The best "prime" rate for mortgages is middle score > 740 at the moment.
Maybe someone would call that "super prime."
The other thing, and @805orbust mentions it - your file is what really determines approval. As one of my dear friends who does credit coaching for folks says - "A score will only get you denied. It won't get you approved." It acts like a threshold. Above that threshold, they'll actually look at your file (not counting recons, of course...)
Might even be a higher tier than super prime frankly. It's really irrelevant.
Ultimately I'm having to go through a few additional hoops trying to get my LA condo refinanced even though I can cut a check for it from the assets on file with the bank I'm getting it through and my mid score is 770. Scores mean very little except to get you over the cutoff for any given product, and to a lesser extent what rate you get offered... but actually getting approved, that's something else entirely to your point.

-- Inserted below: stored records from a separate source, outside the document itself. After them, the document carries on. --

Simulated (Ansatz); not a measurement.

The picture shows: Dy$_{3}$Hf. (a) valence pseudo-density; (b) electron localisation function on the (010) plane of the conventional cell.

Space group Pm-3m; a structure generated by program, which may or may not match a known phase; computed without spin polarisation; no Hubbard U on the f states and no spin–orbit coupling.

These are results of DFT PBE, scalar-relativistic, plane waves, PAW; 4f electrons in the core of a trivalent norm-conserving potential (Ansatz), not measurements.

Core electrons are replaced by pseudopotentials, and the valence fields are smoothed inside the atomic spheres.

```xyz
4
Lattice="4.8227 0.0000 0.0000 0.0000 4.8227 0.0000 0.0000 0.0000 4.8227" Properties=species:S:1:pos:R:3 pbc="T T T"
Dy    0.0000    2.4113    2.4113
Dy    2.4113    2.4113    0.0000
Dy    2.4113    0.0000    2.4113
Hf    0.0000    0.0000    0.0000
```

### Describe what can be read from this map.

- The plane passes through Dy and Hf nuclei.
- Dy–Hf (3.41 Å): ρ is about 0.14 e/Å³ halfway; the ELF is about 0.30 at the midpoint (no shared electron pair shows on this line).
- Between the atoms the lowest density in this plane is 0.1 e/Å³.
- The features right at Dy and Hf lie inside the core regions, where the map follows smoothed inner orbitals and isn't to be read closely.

Ultimately my personal opinion is until you can get 740+ or even 760+ (PMI rates) on a mortgage pull there's money left on the table and as such it's worth getting to that point.
100% agree
@Anonymous. Well said. And to your point about the score being the jump off, its probably gonna be even tighter for 36months or so. We haven even begun to see the trailing effects of all this yet.
Resilience score is the perfect example. Squeezing every last point out of us.
@805orbust wrote:@Anonymous. Well said. And to your point about the score being the jump off, its probably gonna be even tighter for 36months or so. We haven even begun to see the trailing effects of all this yet.
Resilience score is the perfect example. Squeezing every last point out of us.
My mortgage buddies are still saying 740+ for the moment, but they that to go up soon... they're already seeing heloc rates and req'd scores go up, with max LTV going down from 80 to 60 or 70.
@Anonymous wrote:
@805orbust wrote:@Anonymous. Well said. And to your point about the score being the jump off, its probably gonna be even tighter for 36months or so. We haven even begun to see the trailing effects of all this yet.
Resilience score is the perfect example. Squeezing every last point out of us.
My mortgage buddies are still saying 740+ for the moment, but they that to go up soon... they're already seeing heloc rates and req'd scores go up, with max LTV going down from 80 to 60 or 70.
The GSE's haven't changed their tiers in over a decade, doubt they will now . Lenders though do have overlays so maybe but it seems unlikely when they know they can sell the loan after the first payment anyway at that 740 tier.
HELOC's don't have the same sort of temperature resevoir to leverage a thermodynamics term, namely they're held by the individual lenders and so the individual lenders make the underwriting decision. They aren't sold secondary market style like virtually all conventional mortgages.